ICX6450-24P or something newer like ICX7450-24P if you want more 40Gbps or 10Gbps uplinks via modules.

Mikrotik: I had lots of firmware issues, got tired of waiting or reapplying updates. Got rid of my switches.
Netgear: WebUI is limiting/frustrating at times, but gets the job done. I did some of these recently where I needed N-BaseT PoE and didn't want to pay for brand-new Brocade gear to get this.
Brocade: No I haven't considered it. Should I?
Requirements: I honestly don't know what my requirements are. I'm not saying that to be witty, just being honest that I've never done 10gbe before. In my racks I've always had infiniband so I don't have a ton of 10gbe experience. I currently have pfsense as a router-on-a-stick with a little Cisco SG300-10 L3 switch in L3 mode as the top/core switch. Our internet connection is 300/300 and the home is wired with cat5e. I wired it and I ran smurf tubes so running 6a/7/8 or fiber is no big deal.
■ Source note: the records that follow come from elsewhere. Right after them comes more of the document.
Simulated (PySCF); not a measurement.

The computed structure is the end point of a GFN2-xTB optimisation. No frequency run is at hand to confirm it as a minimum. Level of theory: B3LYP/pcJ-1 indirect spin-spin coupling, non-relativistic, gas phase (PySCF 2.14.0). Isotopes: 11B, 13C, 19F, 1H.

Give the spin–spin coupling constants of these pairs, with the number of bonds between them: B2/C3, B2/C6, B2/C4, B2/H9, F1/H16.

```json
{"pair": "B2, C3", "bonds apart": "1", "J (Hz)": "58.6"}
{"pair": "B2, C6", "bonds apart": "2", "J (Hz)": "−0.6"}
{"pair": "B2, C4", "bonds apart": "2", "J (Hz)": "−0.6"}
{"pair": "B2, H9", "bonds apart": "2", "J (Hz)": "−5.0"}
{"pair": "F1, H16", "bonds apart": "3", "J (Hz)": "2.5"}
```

Everything is either single gigabit or gigabit LACP links. I don't need 10gbe. I don't even need 2.5gbe. I'm maxing out the gigabit connection (actually about 800mbps) a couple times per day. Being able to push 1.25gbe would probably solve the bottleneck and save me about 30-ish minutes every time I run that job. But, if I'm maxing out gigabit and saying 2.5GbE would fix it, then at a minimum I should be looking at 5GbE and since 2.5 and 5 are cat5e band aids, just go 10gbe.

I don't need to internally route more than maybe 400mbps (through pfsense). Outbound through pfsense to wan, maybe 25-30mbps. 50 max. That said, my new pfsense hardware is an i5-8400t with 16gb ddr4 so should be plenty for the short term. I was looking to mirror my same setup with faster/bigger hardware: 10gbe, bigger/faster pfsense router-on-a-stick, bigger/faster core/top L3 10gbe switch and then instead of the small Cisco SG300-10 switches, get something in the 24port PoE range to deal with most of the house, the WAP's and IP cameras on one switch.

I have a Cisco background so it would be nice to stay Cisco, but again, for the prices it's just not worth it. I want a Cisco CBS350-24MGP-4X-NA or CBS350-24NGP-4X-NA in a little smaller chassis and for $1,000 or less. I think it's nuts to pay ~$5k for switch hardware but it seems that there is no alternative. The two Cisco switches I listed are ~$2k each and then I'd probably need 1-2 more with 10gbe ports so in the end it would be closer to $5k all-in.

I've never used MT so zero experience. I bought the little 4-port sfp+ switch a few months ago, factory reset it, saw that it looked like a confusing mess when I logged into it and it's sat there (powered on via PoE) since being unused. The netgear was just something I had found listed on Amazon warehouse open-box but looks like someone bought it or the listing is gone. If I were to pay $1,000 for a switch I'd rather have it be a Cisco brand, not a Netgear.

Does that explain the requirements? The only other requirement is heat and size. This needs to go in my front hall coat closet so as shallow depth as possible and somewhat cool.